In browsers, calc() is well supported since IE9. Turns out, calc() also has a pretty good support in email clients. It works in Apple Mail (on iOS and OS X), Thunderbird, Outlook (iOS and Android apps), Gmail (webmail, iOS and Android apps), AOL (webmail), and the old Outlook.com (still present in Europe).

The old Outlook.com

Outlook.com has one small quirk, though. The webmail will filter every property with a calc() that includes any parenthesis. This means that “calc(480px - 100%)” is supported, but “calc((480px - 100%) * 480)” is not. Since my initial formula involves parenthesis, we need to refactor it to avoid parenthesis. So the formula to support the old Outlook.com looks like this.

width:calc(480px * 480 — 100% * 480);

Unsupported clients

Of course, calc() isn’t supported in old email clients like Lotus Notes, or the latest Outlook for Windows (using Word’s HTML rendering engine). It also won’t work on Outlook Web App (both Office 365 and the new Outlook.com) and Yahoo (webmail, iOS and Android apps). These two will strip out any property involving a calc().

Fallbacks

In these cases, I would suggest duplicating all involved properties with fixed width values for clients that don’t support calc(). In order to hide The Fab Four from those clients, I advise to use calc() functions, even if it’s not technically useful. Our first example would look like the following.

.block {    display:inline-block;    min-width:240px;    width:50%;    max-width:100%;    min-width:calc(50%);    width:calc(480px * 480 — 100% * 480);}

Outlook Web App

However, Outlook Web App (both Office 365 and the new Outlook.com) has one more quirk of its own. When a calc() function contains a multiplication (with the ‘*’ character), the new Outlook.com and Office 365 will remove the whole inline style attribute corresponding. This means we need to calculate the multiplications by hand and only keep the resulting substraction. Here’s what the final calculation looks like for a 480px breakpoint.

width:calc(230400px — 48000%);

WebKit Prefixes

Older versions of Android (before Android 5.0) or iOS (before iOS 7) require -webkit- prefixes in order to work. Our final version looks like the following.

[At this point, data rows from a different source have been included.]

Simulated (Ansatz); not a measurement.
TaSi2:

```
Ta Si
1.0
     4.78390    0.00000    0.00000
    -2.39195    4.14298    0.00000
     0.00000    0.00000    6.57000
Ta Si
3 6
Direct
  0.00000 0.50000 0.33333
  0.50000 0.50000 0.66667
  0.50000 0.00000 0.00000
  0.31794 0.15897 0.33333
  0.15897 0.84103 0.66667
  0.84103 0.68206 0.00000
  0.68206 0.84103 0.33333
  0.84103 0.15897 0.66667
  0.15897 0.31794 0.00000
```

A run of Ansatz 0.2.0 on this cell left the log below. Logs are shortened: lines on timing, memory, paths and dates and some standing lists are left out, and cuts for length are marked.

.block {    display:inline-block;    min-width:240px;    width:50%;    max-width:100%;    min-width:-webkit-calc(50%);    min-width:calc(50%);    width:-webkit-calc(230400px — 48000%);    width:calc(230400px — 48000%);}

Shortcomings and final thoughts

Like anything in the email development world, the Fab Four technique isn’t perfect. Here are a few limitations that I can think of:

  • It won’t work on Yahoo. The desktop version of its webmail supports media queries, though. So we could improve things a bit by making a mobile first version of our email, and then enhancing it on desktop with media queries.
  • You can only set one breakpoint. This might not be such a problem for emails though, as designs rarely go beyond 600px on desktop and don’t require more than one breakpoint to adapt on mobile.
  • You can only diminish the number of columns from a desktop version to a mobile version. While this rarely happens, you couldn’t go from a four columns layout on mobile to a single column layout on desktop.
  • The final version of the calculation (to support the old Outlook.com and degrade gracefully on the new one) is hard to read. Using a preprocessor and a mixin to generate all the required properties could be more than helpful.

I still think that this technique will come in very handy in a lot of cases, especially for Gmail optimizations. I’m sure there is also use cases for websites (like widgets, ads, …).

And I can’t wait to see what this will inspire you to create.